Cherry Opens C&D Recycling Facility in Texas

New facility in Hitchcock, Texas, is company's fourth recycling operation.


Cherry, a Houston-based recycling and demolition company, has opened a new facility in Hitchcock, Texas. With the newest plant, Cherry now has four recycling facilities in Texas.

The new facility, located on 14 acres, is accepting concrete, asphalt and residential composition asphalt shingles for recycling. Cherry’s Hitchcock Recycling Center also pays for concrete. At the present time the company will not be taking in any wood. “It is not cost-effective to recycle wood,” says Leonard Cherry, president of Cherry. However, he says that if the dynamics change, the company could start accepting wood.

The new facility will have primary and secondary screens, a pug mill as well as some peripheral equipment to help process the material.

Cherry says that the new facility will service the Galveston County area around Houston.

The raw product feed that will be delivered to the new facility will come from Cherry’s demolition jobs, rolloffs and the company’s other operations in the Houston area.

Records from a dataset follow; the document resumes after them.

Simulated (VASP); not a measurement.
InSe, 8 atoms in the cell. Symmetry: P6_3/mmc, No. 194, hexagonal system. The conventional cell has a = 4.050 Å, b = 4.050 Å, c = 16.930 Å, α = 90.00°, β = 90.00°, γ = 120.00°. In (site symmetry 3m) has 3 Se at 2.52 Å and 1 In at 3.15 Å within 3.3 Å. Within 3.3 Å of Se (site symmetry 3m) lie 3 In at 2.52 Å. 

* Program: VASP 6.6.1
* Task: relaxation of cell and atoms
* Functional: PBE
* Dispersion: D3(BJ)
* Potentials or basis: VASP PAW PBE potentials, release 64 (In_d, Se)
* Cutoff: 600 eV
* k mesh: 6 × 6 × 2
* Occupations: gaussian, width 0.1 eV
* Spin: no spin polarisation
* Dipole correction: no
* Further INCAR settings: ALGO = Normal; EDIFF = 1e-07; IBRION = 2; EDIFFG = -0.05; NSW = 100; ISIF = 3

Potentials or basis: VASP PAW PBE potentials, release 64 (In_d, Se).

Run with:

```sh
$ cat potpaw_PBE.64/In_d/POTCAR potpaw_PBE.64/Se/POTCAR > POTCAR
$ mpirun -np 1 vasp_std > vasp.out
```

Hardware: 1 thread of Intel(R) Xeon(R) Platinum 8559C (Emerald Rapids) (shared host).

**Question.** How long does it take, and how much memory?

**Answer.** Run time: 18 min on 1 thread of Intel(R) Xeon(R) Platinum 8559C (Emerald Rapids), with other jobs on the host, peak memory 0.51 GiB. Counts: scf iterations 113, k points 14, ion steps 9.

Cherry also has applied to the Texas Commission on Environmental Quality (TCEQ) for a permit to accept and recycle used tires at the new recycling center. Until the permit is approved, Cherry will only collect tires at the new facility and ship them to the company’s Houston recycling center for processing.

Cherry acknowledges that handling tires is a fairly new product for Cherry. “Tires, RAP (Recycled Asphalt Product) and RAS (Recycled Asphalt Shingles) are materials we have added in the past two years. For us, growth is driven by either geographic expansion or new product lines. We have to think outside the box.”

Hitchcock is Cherry’s second largest recycling facility and can produce 600 tons of Texas Department of Transportation Flex/Base concrete, 400 tons of 3 X 5-inch concrete and 1,000 tons of 1 ¾-inch asphalt daily. With the addition of Hitchcock, the combined daily production of Cherry’s recycling centers is 5,000 tons of TexDot Flex/Base, 1,500 tons of 3 X 5-inch concrete and 5,000 tons of 1 ¾-inch-asphalt.

“Recycling in Hitchcock helps us better serve our customers by bringing a recycling center closer to them,” says Cherry. “Overall, recycling preserves the natural environment by reducing the amount of concrete, asphalt, residential composition asphalt shingles and tires that are dumped in landfills. Then, when contractors use recycled materials in new construction, this reduces the amount of virgin materials that must be mined.”

Cherry, founded in 1952, specializes in the removal of all types of structures through demolition and other deconstruction techniques.